STA 3024 Data Analysis 4 Due: April 9 D. Meeter, Spring, '01

The data file corn.xls was sent to me by a student in the Philippine Islands who collected it for a project. He could not get R2 over 10%. There are n = 240 records, one for each cornfield.

The response is yield of corn. The predictors are Season, a dummy variable (=1 in dry season, 0 in wet season), and the following variables that are totals over the days from sowing to harvest for each particular field: rainfall in mm, degree-days over 10o C, and solar radiation. Your objective is to obtain a statistically adequate prediction equation for corn yield using these variables. Assume that the observations are listed in order of planting time.

Plot the data! Graph>Matrix Plot Graph variables: Yield Rain Temp Solar

Data display: for each Group Group variables Season

Options Matrix display · Upper right OK OK

Notice that there are two groups of points involving rain - apparently the dry season - then look for the '+' points that indicate the dry season, especially in Yield vs. Rain. To see what is wrong,

1. Graph>Plot Graph var..s: Yield Rain Data display: for each Group Group var..s Season

Assume 'Season' is defined historically, not from the present year. To find out which rows are mislabeled, with the Yield/Rain graph still active, use Editor>Brush to click on the "wrong season" points to find out their row number; also notice the Rain values for these points. Also helpful: Graph>Time Series Plot Graph variables: Rain If Row 1 is the earliest planting, what do you think happened the year the data was taken?

Use Manip>Copy columns Copy from column(s): Season to column(s): your choice to save the original Season variable. Now change the first entries in Season to reflect the actual rainy season, and relabel it, e.g., Seasmod. You don't need to try transformations; only rain has a (weak) case for a log transformation.

2. Do a multiple regression using the modified Season and Rain, Temp, Solar.

Graphs Residuals for Plots · Deleted Residual Plots: (normal, resid. vs. fits, resid. vs. order)

Residuals vs. the variables: Rain Temp Solar (these plots to be used in 3b.) OK OK

Annotate each graph as to which predictors you used: double-click within graph, click T , click in graph just below subtitle; enter text in box. OK Editor>View This will reduce confusion!

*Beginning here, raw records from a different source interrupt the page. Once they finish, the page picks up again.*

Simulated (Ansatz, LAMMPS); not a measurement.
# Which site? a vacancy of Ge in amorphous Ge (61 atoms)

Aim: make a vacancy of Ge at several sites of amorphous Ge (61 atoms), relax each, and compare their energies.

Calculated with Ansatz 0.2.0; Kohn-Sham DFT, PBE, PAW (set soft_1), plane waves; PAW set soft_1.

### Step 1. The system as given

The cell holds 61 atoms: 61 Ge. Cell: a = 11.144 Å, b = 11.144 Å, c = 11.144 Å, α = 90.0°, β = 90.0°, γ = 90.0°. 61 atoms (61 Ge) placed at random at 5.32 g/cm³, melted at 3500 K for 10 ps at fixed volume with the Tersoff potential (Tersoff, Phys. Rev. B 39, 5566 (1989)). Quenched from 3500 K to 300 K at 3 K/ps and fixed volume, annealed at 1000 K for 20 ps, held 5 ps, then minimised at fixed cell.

a) What do you notice about the plots, especially residual vs. order? What does this say about bias in the model's predictions over the course of the growing season? Which predictors are important? Has R2 changed from 10%? b) Because of the pattern in the ordered residuals, plotting residuals vs. the predictors checks whether Rain, Temp, and Solar might have a curved relationship with Yield, instead of the linear one assumed by the model. What do you think?

Too Many Graphs? At some point you might exceed the number of allowed graphs. This can help: click an older open graph, File>Save Graph As (enter file name, check Save in:, then Save and you can X (delete) the graph.

To enter a time trend predictor variable as in the Ski Sales example in the notes,

Calc>Make Patterned Data>Simple Set of Numbers

Store patterned data in: pick a column From first value 1 To last value: 240 OK

Call this column Order. Since the trend looks quadratic, we also need Calc>Calculator Store result in variable: (you pick) Expression: Order**2 OK Label this column.

4. Redo the regression of 3. adding Order and Order**2 to the regression. Omit the Residuals vs. the variables plots used to answer 3b. Label your graphs.

What do you notice about the plots? Which predictors are important? Has R2 changed?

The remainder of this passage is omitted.